The Rijksmuseum, ever the innovator in devising new ways for people to experience its incalculable cultural patrimony, opened a mini-branch at Schiphol airport. It was the first museum in the world to open in an airport. Now Rijksmuseum Schiphol is back again and better than ever in a newly refurbished space. The area just past security between Lounge 2 and 3, dubbed Holland Boulevard, has been converted into a museum showcasing some of the Netherlands’ greatest works of art.
The exhibition space was designed in an S-shape for ease of movement and travellers can enter it from two opposite sides. On display are 10 paintings from the Rijksmuseum collection. There are two pairs of exceptional portraits, landscapes with windmills enough to satisfy the most demanding of tourists, a floral still life that anyone who has played with the museum’s fantastic Rijkstudio gallery will recognize as the sample image on how to use the system, turbulent seascapes on canvas and on tile. Among the masters on display are Jan van Goyen, Willem van de Velde the Younger, Abraham Mignon and Michiel van Mierevelt.
For those last-minute “what did you bring me?” presents, there is also a gift shop with souvenirs from famous Dutch museums, including the Rijksmuseum. (They have some pretty great stuff, actually. I reverently clip my toenails into The Night Watch mini-tray my parents got me from the Rijksmuseum gift shop a few years ago.)
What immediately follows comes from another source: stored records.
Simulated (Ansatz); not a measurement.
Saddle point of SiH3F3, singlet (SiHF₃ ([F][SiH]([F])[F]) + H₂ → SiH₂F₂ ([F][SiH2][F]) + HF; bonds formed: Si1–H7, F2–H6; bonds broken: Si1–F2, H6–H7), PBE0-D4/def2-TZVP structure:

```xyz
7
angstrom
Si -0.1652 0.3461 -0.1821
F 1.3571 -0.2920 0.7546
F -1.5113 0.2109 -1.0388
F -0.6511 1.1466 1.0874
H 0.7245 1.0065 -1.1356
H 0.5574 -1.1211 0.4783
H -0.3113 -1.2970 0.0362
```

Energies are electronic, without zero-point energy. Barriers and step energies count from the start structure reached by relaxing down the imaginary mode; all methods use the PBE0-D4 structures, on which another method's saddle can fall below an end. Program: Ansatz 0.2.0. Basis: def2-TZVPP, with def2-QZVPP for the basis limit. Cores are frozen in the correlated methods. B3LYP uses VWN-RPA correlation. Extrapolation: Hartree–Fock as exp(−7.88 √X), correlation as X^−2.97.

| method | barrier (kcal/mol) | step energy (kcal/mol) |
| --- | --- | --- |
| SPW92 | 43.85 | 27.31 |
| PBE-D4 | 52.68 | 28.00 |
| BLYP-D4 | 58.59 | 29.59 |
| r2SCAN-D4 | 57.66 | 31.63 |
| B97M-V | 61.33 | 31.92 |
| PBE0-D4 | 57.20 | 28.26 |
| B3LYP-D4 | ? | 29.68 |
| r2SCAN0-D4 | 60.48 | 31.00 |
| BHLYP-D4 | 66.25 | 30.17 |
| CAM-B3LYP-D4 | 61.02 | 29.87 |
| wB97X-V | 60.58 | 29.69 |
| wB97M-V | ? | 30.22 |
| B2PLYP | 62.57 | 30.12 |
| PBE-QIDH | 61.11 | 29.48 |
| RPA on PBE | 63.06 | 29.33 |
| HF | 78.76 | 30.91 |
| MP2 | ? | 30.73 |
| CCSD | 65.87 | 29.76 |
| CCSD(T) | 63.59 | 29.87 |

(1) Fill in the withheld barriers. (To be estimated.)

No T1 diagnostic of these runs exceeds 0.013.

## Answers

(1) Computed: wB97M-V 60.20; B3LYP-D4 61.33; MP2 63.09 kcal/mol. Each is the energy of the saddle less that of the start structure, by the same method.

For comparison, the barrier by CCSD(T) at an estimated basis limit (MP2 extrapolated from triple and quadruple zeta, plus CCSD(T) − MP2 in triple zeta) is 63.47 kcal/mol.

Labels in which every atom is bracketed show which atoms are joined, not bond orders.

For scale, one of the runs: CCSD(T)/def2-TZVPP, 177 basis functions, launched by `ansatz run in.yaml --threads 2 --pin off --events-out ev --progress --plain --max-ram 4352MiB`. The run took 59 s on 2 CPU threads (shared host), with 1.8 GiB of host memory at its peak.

The new exhibition makes Schiphol the only airport in the world with original 17th century artworks on display in the terminal. If visitors can’t make it to Holland Boulevard, Schiphol will give them a little something cool to remember the Netherlands’ art by anyway. Starting on September 5th, the entire 73-meter facade of carousel 16 in Baggage Hall 3 was decorated with pictures of 45 iconic paintings by the likes of Rembrandt van Rijn, Jan Mostaert, Johannes Vermeer and Vincent van Gogh.
Rijksmuseum Schiphol is open 24 hours a day and admission is free. Travellers flying into or out of Amsterdam will be able to transmute the base metal of slogging through airports into the purest Dutch Golden Age.